Oh yes! Finally three of my favorite things in a single bite. The kick of jalapeno poppers. The creamy richness of deviled eggs. Crunchy smoky bacon. Easy to make, easy to eat and dangerously addicting. These aren’t your grandma’s deviled eggs (which are good, but hey, they need some spice!).
I could eat these all day long. In fact I’m making them again for this year’s Easter get-together. Several will disappear before they get to my sister-in-laws house so I will have to make plenty of extra. I will put up a little sign letting people know that they are spicy just in case. I don’t want to start a big family ruckus over someone accidentally eating these jalapeno popper deviled eggs and blaming me for not telling them that they have a little kick to them!
- 6 slices thin bacon, chopped
- 2 jalapenos, seeded, chopped, divided
- 1 garlic clove, minced
- 10 hard boiled eggs
- 3 ounces cream cheese, softened
- 3 tablespoons mayonnaise
- 1 teaspoon Dijon mustard
- 1/4 teaspoon apple cider vinegar
- Pinch of Kosher salt
- Pinch of cayenne pepper
- Cook the bacon in a medium skillet until crunchy. Remove to a paper towel-lined plate.

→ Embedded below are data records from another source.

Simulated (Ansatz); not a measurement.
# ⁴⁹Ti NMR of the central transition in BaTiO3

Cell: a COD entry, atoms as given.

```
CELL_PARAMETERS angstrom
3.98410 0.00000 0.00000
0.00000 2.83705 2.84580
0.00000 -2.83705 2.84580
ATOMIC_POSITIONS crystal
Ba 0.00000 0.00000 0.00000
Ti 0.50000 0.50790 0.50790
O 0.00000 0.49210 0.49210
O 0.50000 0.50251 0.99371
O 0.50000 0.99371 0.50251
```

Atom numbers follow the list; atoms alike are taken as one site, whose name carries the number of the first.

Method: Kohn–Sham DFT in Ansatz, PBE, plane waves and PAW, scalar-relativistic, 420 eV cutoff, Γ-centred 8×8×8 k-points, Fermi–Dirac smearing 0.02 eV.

- Drain all but 1/2 tablespoon of the grease.
- Add one of the chopped jalapenos and the garlic. Saute until just starting to soften. Remove from the skillet with a slotted spoon to a paper towel-lined plate.
- Cut eggs in half and scoop the yolks into a medium bowl.
- Add the cream cheese, mayonnaise, Dijon, vinegar, salt and cayenne. Mash together to combine. Add more mayonnaise if the mixture is too thick or dry.
- Stir in the half of the bacon and the sauteed jalapeno and garlic.
- Spoon or pipe the yolk mixture into the eggs.
- Garnish with the remaining bacon and the remaining chopped jalapeno and serve.